Edit: Most of my questions in this post were answered during the tutorial. I am including the answers as I think I understand them below, plus one remaining question I’m still confused about at the bottom.
Questions that were answered:
- On slide 32 (around 1:51 in the video), the notation is introduced that VE = VE11, VC = VC11, etc. What does the 11 part mean?
The 11 part refers to the row/column subscript for a matrix. For a univariate twin model, each of VC, VA, and VE are a 1x1 matrix. For more complex models with multiple traits, the matrices may be larger.
- In the twin model diagram on slide 32, VC11 is used to label var(C1), var(C2), and cov(C1,C2). I understand why we can assume var(C1) = var(C2), but why is cov(C1,C2) equal to the variance?
- A similar question applies for VA11, which is also used as a label for both variance and covariance.
cov(C1,C2) is equal to var(C1) because the correlation between C1 and C2 is 1. If cor(x,y) = 1, x = y. In that case, cov(x,x) = var(x).
- On slide 39 (around 19:35 in the video), it shows that OpenMX gives confidence intervals for the variance components. Are there ever circumstances where the answer you’d get for a likelihood ratio test for dropping a variable will differ from the answer you’d get from looking at that variable’s confidence intervals in the model that includes it?
OpenMx gives confidence intervals, but those confidence intervals are not symmetric. Because the confidence intervals aren’t symmetric, you can’t do a regular significance test the way you would when you had a point estimate and a standard error. That’s why the fit test is used to get a p-value.
However, the fit test should agree with the confidence interval, there shouldn’t be cases where they disagree. That’s because when you drop a parameter and do a fit test, you’re doing the equivalent of fixing that parameter to 0. If 0 is not in the confidence interval for the parameter, fixing the parameter to 0 (by dropping it) would produce significantly worse fit.
- Question 4 was related to definition variables and has been moved to a separate thread.

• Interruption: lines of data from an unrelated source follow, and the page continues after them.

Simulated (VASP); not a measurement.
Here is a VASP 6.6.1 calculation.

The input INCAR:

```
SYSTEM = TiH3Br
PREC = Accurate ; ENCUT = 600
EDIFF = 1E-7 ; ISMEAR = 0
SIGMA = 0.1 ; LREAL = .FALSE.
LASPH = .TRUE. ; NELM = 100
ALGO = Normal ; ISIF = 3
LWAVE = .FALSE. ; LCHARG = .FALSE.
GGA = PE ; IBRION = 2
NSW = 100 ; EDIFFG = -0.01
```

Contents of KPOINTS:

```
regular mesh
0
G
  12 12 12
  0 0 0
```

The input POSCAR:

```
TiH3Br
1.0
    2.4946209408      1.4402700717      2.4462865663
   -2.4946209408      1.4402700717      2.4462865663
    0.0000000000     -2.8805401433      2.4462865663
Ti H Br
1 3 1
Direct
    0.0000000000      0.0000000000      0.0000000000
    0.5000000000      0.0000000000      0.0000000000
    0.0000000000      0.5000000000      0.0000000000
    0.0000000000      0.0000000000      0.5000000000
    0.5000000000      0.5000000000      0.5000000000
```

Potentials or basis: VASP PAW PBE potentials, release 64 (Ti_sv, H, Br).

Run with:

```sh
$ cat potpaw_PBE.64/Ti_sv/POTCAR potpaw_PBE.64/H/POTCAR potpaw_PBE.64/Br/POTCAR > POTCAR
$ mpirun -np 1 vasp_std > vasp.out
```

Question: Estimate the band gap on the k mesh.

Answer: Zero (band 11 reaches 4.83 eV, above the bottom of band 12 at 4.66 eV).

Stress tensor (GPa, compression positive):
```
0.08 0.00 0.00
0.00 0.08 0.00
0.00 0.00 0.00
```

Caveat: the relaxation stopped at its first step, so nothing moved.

Questions that I am still confused about:
I’ve seen people often fix something (one or more coefficients or variances) to 1, and usually it has something to do with making variances or coefficients for latent variables interpretable. How do you know/decide what you’re going to fix to 1 to achieve that?
(I also noticed that for the model shown in this video, the raw estimates shown for the variance components were not “proportion of variance in the phenotype explained” and needed to be scaled. So in this model, is setting the straight-arrow path coefficients to 1 just done to make the model identified? And if the variance of the phenotype was 1, would those coefficients being 1 then make the raw estimates for the variance components be “proportion of variance explained” without needing to be scaled?)
Sorry to ask so many questions!! I’ve never really understood SEM, and I’m hoping to finally wrap my head around it this time! (And thank you for all the great videos!)